What if use "continuous one-hot" or "bi-PLE" to alternate PLE

yandex-research / rtdl-num-embeddings

(NeurIPS 2022) On Embeddings for Numerical Features in Tabular Deep Learning

https://arxiv.org/abs/2203.05556

MIT License

269 stars 31 forks source link

What if use "continuous one-hot" or "bi-PLE" to alternate PLE #7

Closed xumwen closed 1 year ago

xumwen commented 1 year ago

Considering the motivation of using one-hot-like approach PLE to improve model capabilities, there are two questions I don't quite understand. 1."Continuous one-hot" means to replace the 1 of the hit bin with a continuous value while keeping the other bins still 0. For the left bins' 1 seems to be added to hit bin's embedding by MLP which just like Ax+B (where x is the embedding of hit bin, A represents the location in this interval and B represents the sum of left bins' embeddings) 2.If left bins' 1 is built for training low-value more times, can we encode the feature with bi-PLE, which means to concatenate left-to-right PLE and right-to-left PLE to train high-value more times at the meantime.

Hope to hear your understanding. Thanks.

Yura52 commented 1 year ago

I don't understand the question. IIRC the whole PLE operation can be rewritten using only traditional linear layers and ReLU activations with the input being the original scalar x.
I tested "bi-PLE" when working on the project with exactly the same motivation :) Interestingly, I did not see any difference in results, but I did not invest too much time in this idea and I did not run the full "tune-evaluate" cycle on all datasets, so my observations (and implementation) may be unreliable. If you run any experiments on that, would be interesting to see the results.

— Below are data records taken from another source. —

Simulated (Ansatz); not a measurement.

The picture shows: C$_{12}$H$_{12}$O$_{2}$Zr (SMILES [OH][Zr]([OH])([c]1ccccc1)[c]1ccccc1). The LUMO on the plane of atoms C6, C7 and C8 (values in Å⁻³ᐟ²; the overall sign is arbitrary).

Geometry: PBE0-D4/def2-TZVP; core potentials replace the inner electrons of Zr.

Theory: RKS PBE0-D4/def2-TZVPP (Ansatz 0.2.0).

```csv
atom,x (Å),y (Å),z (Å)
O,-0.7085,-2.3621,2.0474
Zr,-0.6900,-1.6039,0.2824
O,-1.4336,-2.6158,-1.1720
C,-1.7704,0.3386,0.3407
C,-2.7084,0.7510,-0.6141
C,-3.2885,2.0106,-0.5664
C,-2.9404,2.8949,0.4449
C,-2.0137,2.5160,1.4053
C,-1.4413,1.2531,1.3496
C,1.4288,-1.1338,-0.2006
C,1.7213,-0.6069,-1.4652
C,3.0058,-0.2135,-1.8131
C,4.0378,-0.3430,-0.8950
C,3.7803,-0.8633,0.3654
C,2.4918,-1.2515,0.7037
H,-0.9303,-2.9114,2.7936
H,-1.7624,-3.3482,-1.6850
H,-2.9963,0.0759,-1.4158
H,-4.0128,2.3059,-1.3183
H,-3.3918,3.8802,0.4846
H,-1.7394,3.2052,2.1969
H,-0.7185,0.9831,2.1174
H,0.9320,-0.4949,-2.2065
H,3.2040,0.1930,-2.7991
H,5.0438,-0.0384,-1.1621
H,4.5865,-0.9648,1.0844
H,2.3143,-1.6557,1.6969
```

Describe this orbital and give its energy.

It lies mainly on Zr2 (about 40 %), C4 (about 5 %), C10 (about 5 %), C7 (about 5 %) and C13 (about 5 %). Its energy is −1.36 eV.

xumwen commented 1 year ago

Thanks for your reply. For example of question 1, what if replace the encoding of [1, 1, (x - b_(t-1)) / (bt - b(t-1)), 0] to [0, 0, (x - b_(t-1)) / (bt - b(t-1)), 0]?

Yura52 commented 1 year ago

The informal answer is "this encoding does not preserve the notion of order".

Formally, the problem is that without 1 in the left bins you can have two embeddings representing very different values but being very close in terms of L2 distance (eps = 1e-9):

[eps, 0, ..., 0] vs [0, ..., 0, eps]

Similarly, you can have very close values with very different embeddings:

[0, ..., 1 - eps, 0, 0, ..., 0] vs [0, ..., 0, eps, 0, ..., 0]

xumwen commented 1 year ago

I see.

Thanks!